While often charged with lowering stress levels in organisations, health and safety managers themselves are suffering from unreasonable workloads, uncooperative colleagues and employers with little buy-in.
Stress may be health and safety issue but that doesn't stop health and safety managers from feeling the strain with only a third saying they can meet the demands of the job without working extra hours.
The survey of 500 health and safety professionals by ORC suggests that most feel they can handle the demands of their work, however, they have to put in extra hours and only a third say their workload is reasonable, well below the 200 organisation ORC cross-profession average of 59%.

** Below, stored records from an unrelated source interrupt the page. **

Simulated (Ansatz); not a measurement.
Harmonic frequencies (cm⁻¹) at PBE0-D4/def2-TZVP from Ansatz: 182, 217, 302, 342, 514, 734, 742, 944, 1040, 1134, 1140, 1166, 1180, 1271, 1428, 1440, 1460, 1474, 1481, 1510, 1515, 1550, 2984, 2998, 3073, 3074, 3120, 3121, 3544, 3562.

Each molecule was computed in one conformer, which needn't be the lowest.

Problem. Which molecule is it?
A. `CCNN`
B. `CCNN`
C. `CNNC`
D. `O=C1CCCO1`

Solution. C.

Workloads appear exacerbated by a lack of cooperation from the people the managers work with. Under half said they get colleague buy-in when it comes to getting work done, again lower than the average, this time of 80%:
"These findings are certainly interesting. The group charged with measuring and managing workplace stress experience stress and related issues at work to a greater extent than other staff.
"It demonstrates the importance of organisations objectively measuring stress to gain insight into how the issue affects different sectors of the UK workforce," says ORC's Sally Nicholls.
Professionals appear spilt over the potential of the situation to change. Half the respondents do not believe they will feel less pressurised at work in six months time, while only 17% feel their level of work pressure will reduce.
Their organisations are not engaging with the need to reduce stress levels, they say. Only 27% said their firm was committed to tackling stress while only 14% felt stress was factored into major workplace changes.
A recent CIPD report suggested that half of employers have seen an increase in stress related absence over the year, which firms are trying to combat with training (55%), staff surveys (51%), risk assessments (57%) and improving work-life balance (61%).
Just over half of health and safety managers (52%) said that they could maintain a good work-life balance, but ORC points out that this is 12% lower than the average across a range of professions across industries.